“If Section 377 didn’t stop us, a cyclone won’t stop us,” bellowed a small but powerful voice to the rain-soaked crowd at Mumbai’s Liberty Cinema. The voice belonged to Shibu Thomas, the Communications Director for South Asia’s largest LGBTQ film fest, KASHISH Mumbai International Queer Film Festival, which opened its doors for the 10th straight year amid the June monsoon.
KASHISH isn’t India’s longest-running major queer film festival. That distinction belongs to the 26-film Reel Desires: Chennai International Queer Film Festival, established in 2005 (though Bangalore has had smaller individual events since at least 2003). However, given the breadth of its programming, KASHISH remains the largest festival of its kind in South Asia.
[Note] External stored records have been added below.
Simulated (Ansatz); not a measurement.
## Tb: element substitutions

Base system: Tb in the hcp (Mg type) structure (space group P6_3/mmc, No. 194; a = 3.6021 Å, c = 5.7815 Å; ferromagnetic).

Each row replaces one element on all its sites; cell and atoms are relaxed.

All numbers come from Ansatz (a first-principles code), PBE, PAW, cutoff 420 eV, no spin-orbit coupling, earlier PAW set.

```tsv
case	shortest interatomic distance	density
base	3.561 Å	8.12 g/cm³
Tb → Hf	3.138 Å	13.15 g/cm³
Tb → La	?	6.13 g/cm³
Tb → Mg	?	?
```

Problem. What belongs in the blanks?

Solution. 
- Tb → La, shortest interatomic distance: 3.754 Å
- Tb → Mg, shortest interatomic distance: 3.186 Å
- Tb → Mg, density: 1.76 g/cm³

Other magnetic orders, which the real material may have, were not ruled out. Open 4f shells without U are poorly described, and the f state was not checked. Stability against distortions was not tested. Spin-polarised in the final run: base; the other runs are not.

What began as a mere 125-seat affair in 2010 has since become a driving force for change with a mammoth 160 films programmed for 2019 — 22 features and 138 shorts from 43 countries, including 36 from the United States, 31 from India, one each from Nepal and Myanmar, and even films from the Philippines, Ghana, Brazil, and Macedonia.
“One of the things we consciously did from the beginning is…[show] a lot of short films,” said KASHISH Director and co-founder Sridhar Rangayan, a Mumbai-based filmmaker. “The feature films usually do get a release, not in india, but in their own countries. But the short films never get a platform at all.”